While watching baseball, I often think about which of today’s players will end up enshrined in the Hall of Fame. There are a number of players that seem like no brainers (ex. Mike Trout) while others are borderline candidates (ex. Carlos Beltran). There are some that were easily first ballot but have harmed their chances (ex. Alex Rodriguez) while some were headed in the right direction until injuries steered them off course (ex. Adam Wainwright).

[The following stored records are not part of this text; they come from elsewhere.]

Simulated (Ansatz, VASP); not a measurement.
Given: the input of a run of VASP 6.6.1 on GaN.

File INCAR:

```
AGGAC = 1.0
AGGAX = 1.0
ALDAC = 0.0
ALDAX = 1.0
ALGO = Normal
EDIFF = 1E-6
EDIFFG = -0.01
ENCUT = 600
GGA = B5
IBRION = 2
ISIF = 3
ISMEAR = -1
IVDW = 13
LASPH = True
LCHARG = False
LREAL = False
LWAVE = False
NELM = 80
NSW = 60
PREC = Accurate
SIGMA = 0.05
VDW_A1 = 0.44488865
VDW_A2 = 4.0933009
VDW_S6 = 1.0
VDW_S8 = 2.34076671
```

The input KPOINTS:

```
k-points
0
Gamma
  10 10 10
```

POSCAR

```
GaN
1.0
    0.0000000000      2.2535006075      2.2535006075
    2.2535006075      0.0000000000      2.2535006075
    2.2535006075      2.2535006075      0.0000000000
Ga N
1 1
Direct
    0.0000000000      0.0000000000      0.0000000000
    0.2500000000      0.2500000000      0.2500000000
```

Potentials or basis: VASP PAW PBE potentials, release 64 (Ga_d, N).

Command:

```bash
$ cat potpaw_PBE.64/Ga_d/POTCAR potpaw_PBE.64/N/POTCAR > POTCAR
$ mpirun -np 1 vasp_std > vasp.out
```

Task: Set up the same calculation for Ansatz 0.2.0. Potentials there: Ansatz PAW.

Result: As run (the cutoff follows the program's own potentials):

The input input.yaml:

As a thought experiment, I decided to examine the current 40 man rosters of each team in the National League Central and highlight the players on each team with the best chance of making it all the way to Cooperstown, New York. I have avoided players who have accumulated one full year or less of service time with their pro club due to the lack of stable data from such a small sample. Today’s post focuses on the Cincinnati Reds.
Players in contention:
Brandon Phillips: Age 35. Resume: 1 season of 30/30 and 2 seasons of 20/20 production. Phillips is close to 200/200 for his career which is nice production from a second baseman. He has been an All Star 3 times, a Silver Slugger 1 time, and has 4 Gold Gloves although defensive metrics do not particularly like his defense (9.8 defensive WAR total over 15 years). Phillips has had a nice career but it won’t be enough to get him into Cooperstown unless he puts up another half decade of well-above average production at second base. Hall of Fame chance: 7%.
Joey Votto: Age 32. Resume: 4 All Star selections, 1 MVP, 1 Gold Glove. Votto has an impressive career .310 batting average and .956 OPS. He also often leads the league in walks. The knock on Votto is that he appears to sacrifice counting stats for plate discipline which hurts his overall counting numbers. However, he has accumulated 45.9 WAR and is currently in his 10th pro season. Playing for a retooling Reds team will hurt his counting numbers until his supporting cast matures and the lackluster product on the field will remove him from the national spotlight. Votto’s individual performance with the bat will likely keep him in contention for the Hall but he’ll need to perform at his current level for at least another 5 years. Hall of Fame chance: 50%.
Billy Hamilton: Age 25. 3 years of 50 plus steals (counting 2016 where he presently has swiped 51). Hamilton has no power and questions about his batting eye hampers any projection for growth. Defensive metrics appear to like his outfield play but his defensive WAR is not eye popping. At 25 his skills need to take a big jump forward because his wheels will begin to slow in the next few years. One trick ponies (ex. Vince Coleman) don’t get to Cooperstown. Hall of Fame chance: 3%.